3.1.1.9. Changes in v4.8.0
The RAJA NVECTOR implementation has been updated to support the SYCL backend
in addition to the CUDA and HIP backend. Users can choose the backend when
configuring SUNDIALS by using the SUNDIALS_RAJA_BACKENDS
CMake variable.
This module remains experimental and is subject to change from version to
version.
A new SUNMatrix and SUNLinearSolver implementation were added to interface with the Intel oneAPI Math Kernel Library (oneMKL). Both the matrix and the linear solver support general dense linear systems as well as block diagonal linear systems. See §11.14 for more details. This module is experimental and is subject to change from version to version.
Added a new optional function to the SUNLinearSolver API,
SUNLinSolSetZeroGuess()
, to indicate that the next call to
SUNLinSolSolve()
will be made with a zero initial guess. SUNLinearSolver
implementations that do not use the SUNLinSolNewEmpty()
constructor
will, at a minimum, need set the setzeroguess
function pointer in the linear
solver ops
structure to NULL
. The SUNDIALS iterative linear solver
implementations have been updated to leverage this new set function to remove
one dot product per solve.
ARKODE now supports a new “matrix-embedded” SUNLinearSolver type. This type supports user-supplied SUNLinearSolver implementations that set up and solve the specified linear system at each linear solve call. Any matrix-related data structures are held internally to the linear solver itself, and are not provided by the SUNDIALS package.
Support for user-defined inner (fast) integrators has been to the MRIStep module. See §3.4.4.4 for more information on providing a user-defined integration method.
Added the functions ARKStepSetNlsRhsFn()
and
MRIStepSetNlsRhsFn()
to supply an alternative implicit right-hand side
function for use within nonlinear system function evaluations.
The installed SUNDIALSConfig.cmake file now supports the COMPONENTS
option
to find_package
. The exported targets no longer have IMPORTED_GLOBAL set.
A bug was fixed in SUNMatCopyOps()
where the matrix-vector product setup
function pointer was not copied.
A bug was fixed in the SPBCGS and SPTFQMR solvers for the case where a non-zero initial guess and a solution scaling vector are provided. This fix only impacts codes using SPBCGS or SPTFQMR as standalone solvers as all SUNDIALS packages utilize a zero initial guess.
A bug was fixed in the ARKODE stepper modules where the stop time may be passed after resetting the integrator.
3.1.1.10. Changes in v4.7.0
A new NVECTOR implementation based on the SYCL abstraction layer has been added targeting Intel GPUs. At present the only SYCL compiler supported is the DPC++ (Intel oneAPI) compiler. See §9.17 for more details. This module is considered experimental and is subject to major changes even in minor releases.

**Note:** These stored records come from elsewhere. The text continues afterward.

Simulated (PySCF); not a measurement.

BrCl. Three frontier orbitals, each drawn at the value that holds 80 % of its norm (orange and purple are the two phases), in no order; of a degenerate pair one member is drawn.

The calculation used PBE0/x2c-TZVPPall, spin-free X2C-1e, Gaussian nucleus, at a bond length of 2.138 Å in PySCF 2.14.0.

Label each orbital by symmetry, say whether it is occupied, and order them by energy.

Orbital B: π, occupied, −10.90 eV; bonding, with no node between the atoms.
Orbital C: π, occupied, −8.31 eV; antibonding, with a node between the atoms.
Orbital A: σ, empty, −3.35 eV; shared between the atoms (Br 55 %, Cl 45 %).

A new SUNMatrix and SUNLinearSolver implementation were added to interface with the MAGMA linear algebra library. Both the matrix and the linear solver support general dense linear systems as well as block diagonal linear systems, and both are targeted at GPUs (AMD or NVIDIA). See §11.13 for more details.
3.1.1.11. Changes in v4.6.1
Fixed a bug in the SUNDIALS CMake which caused an error if the CMAKE_CXX_STANDARD and SUNDIALS_RAJA_BACKENDS options were not provided.
Fixed some compiler warnings when using the IBM XL compilers.
3.1.1.12. Changes in v4.6.0
A new NVECTOR implementation based on the AMD ROCm HIP platform has been added. This vector can target NVIDIA or AMD GPUs. See §9.16 for more details. This module is considered experimental and is subject to change from version to version.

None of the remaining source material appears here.